So it's mainly in lib, right? So what I could do then is go lib slash to see which ones. Now that's quite hard to read. So when things are kind of hard to read like that, I want to find everything that's like over a megabyte or more. So in the terminal, one of the really nice things you can do is you can use the vertical bar called pipe.

And what pipe does is it takes the output of the previous command and it sends it to another command. And so the thing that you're most likely to pipe to is grep, and grep searches and only prints things that match a pattern. I just want to find those things that are a megabyte or more.

So there's a capital M for megabyte, and then there's going to be a space after it. Sort of just search for an M followed by a space. No, that didn't work. Maybe that's not a space and it's actually a tab. Yes. Okay. So here's all the stuff that's over a megabyte in lib.

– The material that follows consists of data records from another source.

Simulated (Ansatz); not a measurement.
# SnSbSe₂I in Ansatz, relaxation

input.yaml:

And we could do the same thing for the directories inside Conda. There they are. So of that 203 meg, it's mainly Python, which I'm sure we're not going to need. So we could RM minus RF Python and see what else we got here. Python. Now got 161 meg, still quite a bit.

Still mainly in lib. So this giant thing here, lib ICU data. I don't know if we need that or not. So what we could do is just move it out of the way. So 71 and maybe just move it out of the way. And then let's see if BAMBA works.

Oh, we have an install. So let's see if we can. Oh, so BAMBA. Okay. So we've installed C tags and MAMBA, but I can't run them. And oh, that's interesting. I can run the C tags. Why is that? Oh, okay. So it looks like paper space comes with an old copy of C tags.

And this might be the issue that you were having with not being able to use it. So normally dash dash version should tell you the version of things. There we go. C tags from Emacs. Wow. Okay. So my guess is it's not going to work the same way as what we're used to.

And that's probably why some people were having problems. So this is not finding the one we just installed and we're not finding MAMBA at all. And so to remind you, the reason for this is that the way that the computer finds things to run is it searches in our path.

And the stuff that we installed is in the Tilda slash Conda slash bin directory is MAMBA. And here's our newer version of C tags. So we could run things manually by typing bin slash C tags minus minus version. Okay, so it doesn't need that. Let's move that back in.

I see you data. So that needs to go into it. Okay. And yeah, so here's a current version. Five point nine compiled. Well, two days ago. So to make it so that we'll be able to see stuff that's in our Conda directory, we need to ensure that it's in the path.

So to make sure that things are in the path when we run a bash terminal, we have to put them into our dot VIM dot bash RC dot local file. So that's going to be. Okay, so it looks like I don't currently have one. So let's create one dot bash RC dot local.

All right. So. This is a file that needs to be run with bash. And what we're going to do is we're going to export sets of variable. And so the variable we need to set is path. And we want to set it equal to the Conda VIM directory in our home directory.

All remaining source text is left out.